Four ways NOT to recruit talent
Stage one of getting the right people for any enterprise is getting skilled candidates into the recruitment process. Here are four mistakes to avoid when it comes to getting the right people into the interview chair.
Advertising unrealistic requirements
Most job-hunters will have run across job advertisements requiring five years of experience with a computer program that's only existed for three. This has the double-negative effect of dissuading perfectly qualified individuals from applying (thinking they're unqualified for the position), and also making knowledgeable applicants think less of the employer for not understanding what it's asking for.
Similarly, asking for five years experience for a junior position is a great way to dissuade promising junior candidates from applying while also filling your inbox with sub-standard experienced candidates. The exceptional candidate with five years of experience is unlikely to be looking for junior positions.
Cumbersome application processes
There are few things more frustrating for a candidate than having to create an account with clunky recruitment software, upload a CV and then be asked to manually re-enter all the information that's already contained in the CV. Ponderous processes create a bad impression for the candidate of an inefficient organisation that does not value their time. Make sure you're using the best recruitment software and that it's not full of redundant questions.
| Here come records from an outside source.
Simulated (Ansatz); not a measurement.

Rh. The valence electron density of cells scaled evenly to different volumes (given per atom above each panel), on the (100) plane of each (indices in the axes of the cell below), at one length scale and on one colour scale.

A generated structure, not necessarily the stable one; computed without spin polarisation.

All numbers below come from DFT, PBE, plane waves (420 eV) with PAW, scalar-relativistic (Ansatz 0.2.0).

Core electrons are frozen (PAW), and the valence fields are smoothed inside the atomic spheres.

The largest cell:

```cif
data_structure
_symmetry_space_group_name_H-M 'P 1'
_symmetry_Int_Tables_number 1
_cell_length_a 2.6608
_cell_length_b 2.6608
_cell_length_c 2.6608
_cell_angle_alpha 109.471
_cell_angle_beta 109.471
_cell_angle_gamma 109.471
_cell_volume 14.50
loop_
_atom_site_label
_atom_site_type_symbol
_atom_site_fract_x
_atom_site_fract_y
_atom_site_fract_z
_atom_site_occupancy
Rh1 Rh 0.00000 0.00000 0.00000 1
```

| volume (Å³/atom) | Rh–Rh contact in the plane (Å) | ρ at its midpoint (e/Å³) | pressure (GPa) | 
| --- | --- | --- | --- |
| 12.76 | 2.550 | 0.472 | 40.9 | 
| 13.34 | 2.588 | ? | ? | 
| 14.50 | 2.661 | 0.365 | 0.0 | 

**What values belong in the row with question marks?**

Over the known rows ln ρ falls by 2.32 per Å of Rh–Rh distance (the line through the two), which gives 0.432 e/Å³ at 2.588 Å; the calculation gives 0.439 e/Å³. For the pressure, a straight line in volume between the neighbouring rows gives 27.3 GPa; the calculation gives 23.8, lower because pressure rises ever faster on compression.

Recruiters passively receive enquiries from job-seekers all the time, and while there's plenty of possibility in the CV pile, other recruiters are probably going to have those same exact CVs. Actively head hunting the best people takes time, but it gives you access to an otherwise untapped resource.
Moving too slowly
When it comes to hiring, there are plenty of recruiters operating in the market and they all want the cream of the crop, and for that reason the cream seldom sits around long. Dragging out a hiring process over weeks is a good way to find out that your preferred candidate has taken another position. Quick turnarounds also communicate an efficient organisation to the candidate.